Dartmouth College will eliminate all federal and institutional student loans from its financial aid awards, replacing them with scholarship grants.

The change took effect at the beginning of Dartmouth’s summer term on June 23. Before the new policy, Dartmouth undergraduates from families making less than $125,000 annually were already offered need-based financial aid without a loan component, as of June 2021. Now, all undergraduates receiving need-based financial aid will no longer have a loan component. 

Dartmouth shared that the policy change was made possible by over $80 million in gifts from over 65 alumni. College debt will decrease by an average of $22,000 over four years for about 450 Dartmouth students, according to a news release from Dartmouth.

Dartmouth is among the six Ivy League universities, including Penn, to adopt a no-loan policy. Implemented in 2009, Penn’s policy allows students from all income levels to receive financial aid packages without loans. 

Today, 46% of current undergraduate students at Penn receive grant-based financial aid in 2020-2021, with an average package of $56,095. Yet, 32% of 2015 Penn graduates still took out loans to pay for college. These students graduated with an average debt of $18,900 in federal and nonfederal student loans.

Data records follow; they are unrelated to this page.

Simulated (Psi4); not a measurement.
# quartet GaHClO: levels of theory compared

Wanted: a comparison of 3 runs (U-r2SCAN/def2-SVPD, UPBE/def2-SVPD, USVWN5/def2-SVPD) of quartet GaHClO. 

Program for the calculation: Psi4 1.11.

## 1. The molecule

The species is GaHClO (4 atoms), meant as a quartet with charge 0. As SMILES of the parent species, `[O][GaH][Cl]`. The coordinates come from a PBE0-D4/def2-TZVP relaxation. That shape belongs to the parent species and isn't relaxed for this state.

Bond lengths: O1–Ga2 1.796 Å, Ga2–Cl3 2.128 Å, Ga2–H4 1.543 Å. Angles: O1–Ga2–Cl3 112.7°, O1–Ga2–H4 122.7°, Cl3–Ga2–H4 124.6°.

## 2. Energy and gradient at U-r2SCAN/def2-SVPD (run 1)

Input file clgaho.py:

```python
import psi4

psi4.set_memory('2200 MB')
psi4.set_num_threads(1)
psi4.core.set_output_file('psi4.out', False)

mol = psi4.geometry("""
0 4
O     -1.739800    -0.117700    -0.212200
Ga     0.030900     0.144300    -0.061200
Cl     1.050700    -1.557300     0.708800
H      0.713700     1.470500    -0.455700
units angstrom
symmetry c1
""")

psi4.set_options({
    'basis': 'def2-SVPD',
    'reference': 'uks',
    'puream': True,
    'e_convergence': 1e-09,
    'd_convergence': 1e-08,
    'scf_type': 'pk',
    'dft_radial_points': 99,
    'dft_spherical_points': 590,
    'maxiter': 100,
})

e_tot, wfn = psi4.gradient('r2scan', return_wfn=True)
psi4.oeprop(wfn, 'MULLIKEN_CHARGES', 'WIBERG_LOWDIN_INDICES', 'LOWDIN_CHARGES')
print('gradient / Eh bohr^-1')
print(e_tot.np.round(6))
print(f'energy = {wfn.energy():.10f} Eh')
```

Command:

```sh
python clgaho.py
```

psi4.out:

Dartmouth's no-loan policy is part of the university's The Call to Lead campaign, which is “a bold invitation to Dartmouth’s global community to engage with the great issues of this century and the next," according to its website

“Thanks to this extraordinary investment by our community, students can prepare for lives of impact with fewer constraints,” said Dartmouth President Philip J. Hanlon. “Eliminating loans from financial aid packages will allow Dartmouth undergraduates to seek their purpose and passion in the broadest possible range of career possibilities.”

Dartmouth has implemented other changes to financial aid following the $120 million dollars they raised in scholarship gifts the last year, including offering need-blind admissions to international students.